CBA Calls for Bold Tax Reform: Cut Income Tax, Lift GST, Cap Super Perks

As Treasurer Jim Chalmers prepares for a major economic reform roundtable in August, the Commonwealth Bank of Australia (CBA) has weighed in with a strong call for bold tax reform—one that prioritizes productivity over politics.

In its submission to the Productivity Commission, CBA urged the government to:

  • Cut personal income taxes
  • Expand or reform the GST
  • Introduce wealth taxes
  • Cap generous superannuation concessions

Corporate tax cuts? Not a priority.
In a notable break from the Business Council of Australia (BCA)—of which it is a member—CBA argued that lowering company tax rates should not be the top priority. Instead, the bank emphasized maintaining dividend imputation and focusing on long-term fiscal sustainability.


Why Tax Reform Now?

Treasury recently acknowledged that Australia’s federal budget remains structurally unsustainable, despite back-to-back surpluses. Personal income tax now accounts for over 52% of the federal tax base, its highest share since the introduction of the GST in 2000.

“Australia needs to find a way to lower its dependence on income taxes,” CBA stated. “We believe a more sustainable, revenue-neutral tax mix is achievable.”


Superannuation in the Crosshairs

CBA supports capping tax concessions on high-balance super accounts, effectively backing the government’s plan to double tax rates on super balances above $3 million.

“The cap should still encourage aspiration,” CBA said, “but be well above the level where people rely on the state.”

While it did not directly endorse taxing unrealised capital gains in super, CBA left the door open to further reform in this space.


GST, Wealth Taxes & Political Resistance

While CBA wants GST reform on the table, Prime Minister Anthony Albanese and Treasurer Chalmers appear to be shutting that conversation down—at least publicly. Albanese recently warned that consumption taxes are inherently regressive and out of step with Labor’s agenda.

However, Chalmers has encouraged “budget-neutral ideas” that rebalance the tax system—hinting that targeted trade-offs, such as lifting the GST in exchange for income tax cuts, could still be part of behind-the-scenes discussions.


Business Views Divided

While the BCA continues to push for a lower corporate tax rate and reduced red tape, CBA believes tax reform must do more than just improve business margins—it must drive productivity, fairness, and long-term resilience.

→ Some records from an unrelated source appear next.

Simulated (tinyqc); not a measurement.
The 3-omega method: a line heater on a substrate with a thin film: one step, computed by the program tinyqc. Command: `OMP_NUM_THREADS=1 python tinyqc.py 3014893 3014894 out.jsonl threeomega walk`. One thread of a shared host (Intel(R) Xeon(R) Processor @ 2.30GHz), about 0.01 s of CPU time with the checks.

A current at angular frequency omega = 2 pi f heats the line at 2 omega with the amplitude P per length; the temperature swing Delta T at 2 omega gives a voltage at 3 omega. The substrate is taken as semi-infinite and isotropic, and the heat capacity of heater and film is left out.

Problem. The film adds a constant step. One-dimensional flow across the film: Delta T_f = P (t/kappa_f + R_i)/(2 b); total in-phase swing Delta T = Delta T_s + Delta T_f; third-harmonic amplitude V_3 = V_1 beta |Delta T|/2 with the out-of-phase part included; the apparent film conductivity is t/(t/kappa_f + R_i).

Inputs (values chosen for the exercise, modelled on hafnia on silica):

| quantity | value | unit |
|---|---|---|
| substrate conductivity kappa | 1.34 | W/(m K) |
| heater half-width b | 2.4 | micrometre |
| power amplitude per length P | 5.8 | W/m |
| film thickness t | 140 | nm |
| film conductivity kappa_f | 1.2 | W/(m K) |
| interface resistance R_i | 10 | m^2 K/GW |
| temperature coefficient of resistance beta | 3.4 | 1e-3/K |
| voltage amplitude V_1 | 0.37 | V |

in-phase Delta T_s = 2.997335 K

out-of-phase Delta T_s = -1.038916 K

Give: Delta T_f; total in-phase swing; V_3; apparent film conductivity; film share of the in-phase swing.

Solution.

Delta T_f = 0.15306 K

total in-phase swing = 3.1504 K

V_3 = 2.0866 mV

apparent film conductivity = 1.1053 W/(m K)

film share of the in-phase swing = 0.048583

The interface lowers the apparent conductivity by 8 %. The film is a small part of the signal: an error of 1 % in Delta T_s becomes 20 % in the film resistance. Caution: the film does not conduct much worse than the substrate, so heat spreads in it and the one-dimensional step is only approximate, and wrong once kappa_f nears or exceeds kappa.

CBA also took aim at big tech platforms, calling out global giants for offshoring profits and warning against their dominance in emerging technologies like AI and quantum computing.


What’s Next?

The Economic Reform Roundtable will take place from August 19–22, 2025, in Canberra. Expect robust debate on:

  • How to broaden Australia’s tax base
  • Whether super remains “too generous” at the top
  • The role of wealth and consumption taxes in future reforms
  • Whether politics will allow policy to progress

Our Take

At Boa & Co., we’ll be watching this evolving tax reform landscape closely. Whether you’re a business owner, investor, or planning your retirement, these changes could have material impacts on your tax position.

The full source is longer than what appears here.